Marvel Fans Have a Theory For How Avengers: Endgame Can Use Time Travel to Fix MCU Plot Holes

While also stopping Thanos on the side.

At this point, most Marvel fans would agree that some sort of time travel willbe used in Avengers: Endgame to reverse Thanos's snap. The most likely option is that Ant-Man will find a way to use the Quantum Realm to travel back in time to warn the Avengers of what's to come. And while that would be pretty useful in fixing the whole dusting apocalypse, it might also explain some of the happenstance in the past Marvel movies.

As one Redditor asks in a new post: "There are a few 'oh, that's convenient' moments in the MCU, and what if the Avengers' actions in the past are what allowed for some of those moments to happen?"

Yeah, superhero movies are pretty much based on coincidence. Almost every origin story is thanks to some sort of serendipitous moment—getting bitten by a spider, a chance meeting, etc, etc.

The user continues:

Why did Hank Pym choose Scott to be the new Ant-Man? What if Scott goes back in time and meets Hank, he needs his help and gains his trust by telling him all about the future, his family, and that is why a few years later Hank goes after Scott? Because he knows he has to.
And why did Mordo take Doctor Strange to meet The Ancient One when he was just another tourist wandering around Kathmandu? What if, when going after the Time Stone in the past, and meeting up with The Ancient One back then, she learns about the future and the importance of teaching Stephen?
Have the actions set in the past shape what is to come, and the kicker is that the modified future is already what we saw in the other movies.

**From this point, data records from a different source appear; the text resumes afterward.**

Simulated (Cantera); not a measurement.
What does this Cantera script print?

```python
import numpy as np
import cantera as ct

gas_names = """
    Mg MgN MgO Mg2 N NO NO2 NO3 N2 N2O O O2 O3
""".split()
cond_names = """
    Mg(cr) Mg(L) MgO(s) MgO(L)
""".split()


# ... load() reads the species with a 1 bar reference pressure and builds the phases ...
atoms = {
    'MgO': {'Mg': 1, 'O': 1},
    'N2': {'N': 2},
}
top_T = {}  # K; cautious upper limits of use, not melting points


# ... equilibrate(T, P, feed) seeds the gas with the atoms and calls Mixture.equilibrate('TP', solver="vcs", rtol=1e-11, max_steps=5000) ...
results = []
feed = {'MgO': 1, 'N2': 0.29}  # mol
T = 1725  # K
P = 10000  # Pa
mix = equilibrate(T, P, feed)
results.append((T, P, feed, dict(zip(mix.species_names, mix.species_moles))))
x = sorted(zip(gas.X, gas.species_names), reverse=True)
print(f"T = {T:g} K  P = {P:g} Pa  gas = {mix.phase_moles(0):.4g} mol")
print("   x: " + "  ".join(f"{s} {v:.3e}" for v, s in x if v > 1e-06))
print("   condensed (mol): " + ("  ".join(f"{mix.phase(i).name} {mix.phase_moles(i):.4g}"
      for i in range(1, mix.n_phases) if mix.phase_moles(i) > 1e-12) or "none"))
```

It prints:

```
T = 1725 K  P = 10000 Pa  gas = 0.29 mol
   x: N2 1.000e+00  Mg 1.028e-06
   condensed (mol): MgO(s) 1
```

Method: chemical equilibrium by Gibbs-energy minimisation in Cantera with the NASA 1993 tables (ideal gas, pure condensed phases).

This would, actually, be a pretty smart way to re-write—and make sense of—the traditional superhero origin story. Yes, it takes away a little bit of the fate aspect, but it also makes these stories a whole lot more logical. Why would Hank Pym choose some petty criminal to help him out and wear his very valuable shrinking suit, unless someone from the future told him to do it? Makes a lot more sense to me.

This story originally appeared on Esquire.comMinor edits have been made by the editors.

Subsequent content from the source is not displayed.